Best Practices Guide for Perimeter Security Applications

Where to start

The basic concept of designing an environmental protection application involves creating a virtual line that separates the outdoor areas from the indoor areas. In most cases, the moment a target crosses the virtual line from an external area to an internal area is considered an intrusion. However, in some cases it is also necessary to detect targets entering the virtual line or moving within a predefined internal area.

To determine design parameters such as camera placement and height, lenses and distances, several calculations are required to ensure that the following conditions are met:

There must be sufficient coverage along the virtual line to eliminate any "dead zones" where a potential target is not completely covered by the security camera's field of view.
Target size verification must meet the performance criteria required by the video analysis of a particular camera, from the closest to the farthest points covered by each of the cameras along the fence line.

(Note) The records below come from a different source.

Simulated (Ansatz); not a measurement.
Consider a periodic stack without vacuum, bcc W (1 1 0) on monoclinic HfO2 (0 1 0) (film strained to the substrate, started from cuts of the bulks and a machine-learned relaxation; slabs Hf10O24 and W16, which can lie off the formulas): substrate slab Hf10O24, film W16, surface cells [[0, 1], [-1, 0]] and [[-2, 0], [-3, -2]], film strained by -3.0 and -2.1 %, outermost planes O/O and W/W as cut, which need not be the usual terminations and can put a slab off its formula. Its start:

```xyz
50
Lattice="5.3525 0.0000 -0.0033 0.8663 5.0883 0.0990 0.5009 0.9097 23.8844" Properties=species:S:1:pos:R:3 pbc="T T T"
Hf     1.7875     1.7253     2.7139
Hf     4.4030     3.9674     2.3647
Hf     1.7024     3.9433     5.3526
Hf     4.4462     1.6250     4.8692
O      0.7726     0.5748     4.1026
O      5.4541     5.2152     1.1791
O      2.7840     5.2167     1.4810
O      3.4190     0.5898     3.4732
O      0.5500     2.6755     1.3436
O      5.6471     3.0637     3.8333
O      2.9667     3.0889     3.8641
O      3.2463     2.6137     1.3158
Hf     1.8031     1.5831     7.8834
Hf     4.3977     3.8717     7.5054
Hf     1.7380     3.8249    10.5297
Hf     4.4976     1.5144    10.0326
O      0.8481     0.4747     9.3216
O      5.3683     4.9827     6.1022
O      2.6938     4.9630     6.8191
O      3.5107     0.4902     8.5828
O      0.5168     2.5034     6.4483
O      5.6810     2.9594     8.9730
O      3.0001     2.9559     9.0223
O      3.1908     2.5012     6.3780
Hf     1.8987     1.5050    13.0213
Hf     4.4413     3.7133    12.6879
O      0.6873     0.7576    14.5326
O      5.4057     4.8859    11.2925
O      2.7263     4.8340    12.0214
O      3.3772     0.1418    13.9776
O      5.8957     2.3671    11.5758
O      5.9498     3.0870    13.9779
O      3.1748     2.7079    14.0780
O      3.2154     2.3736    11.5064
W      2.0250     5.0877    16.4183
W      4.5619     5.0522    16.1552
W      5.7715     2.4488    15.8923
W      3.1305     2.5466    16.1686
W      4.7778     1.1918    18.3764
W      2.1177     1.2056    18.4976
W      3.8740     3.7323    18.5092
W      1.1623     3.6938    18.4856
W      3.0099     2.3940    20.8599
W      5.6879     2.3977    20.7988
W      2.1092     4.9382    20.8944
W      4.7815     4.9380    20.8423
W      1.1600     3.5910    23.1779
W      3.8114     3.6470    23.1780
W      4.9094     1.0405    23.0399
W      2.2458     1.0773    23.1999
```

Various tradeoffs apply between target size and scope. In general, expanding the camera's coverage results in smaller targets in the field of view. Therefore, the best way to start is with the application requirements:

• Does the app require detection or recognition? Does it have to distinguish between people and vehicles?

• What are the important alarm scenarios? Should an alert be triggered when a target crosses or approaches the virtual line?

• Do I prefer performance over costs? The probability of detection increases as more cameras are used, allowing for overlapping coverage. On the other hand, it is often possible to use fewer cameras and still guarantee high performance.

Camera placement

There are several ways to achieve optimum area coverage and fence line protection when determining camera placement. Best practices consider the specific environment, application requirements, and site topology. However, in most cases optimum performance and efficiency are achieved by placing the cameras so that their field of view is parallel to the fence line and perpendicular to the movement of potential intruders approaching the perimeter or crossing the border.

The highest detection probability and lowest false alarm rate are achieved when targets move horizontally from one side of the camera image to the other within the camera's field of view. The following are considered best practices for camera positioning to ensure full camera coverage throughout the perimeter.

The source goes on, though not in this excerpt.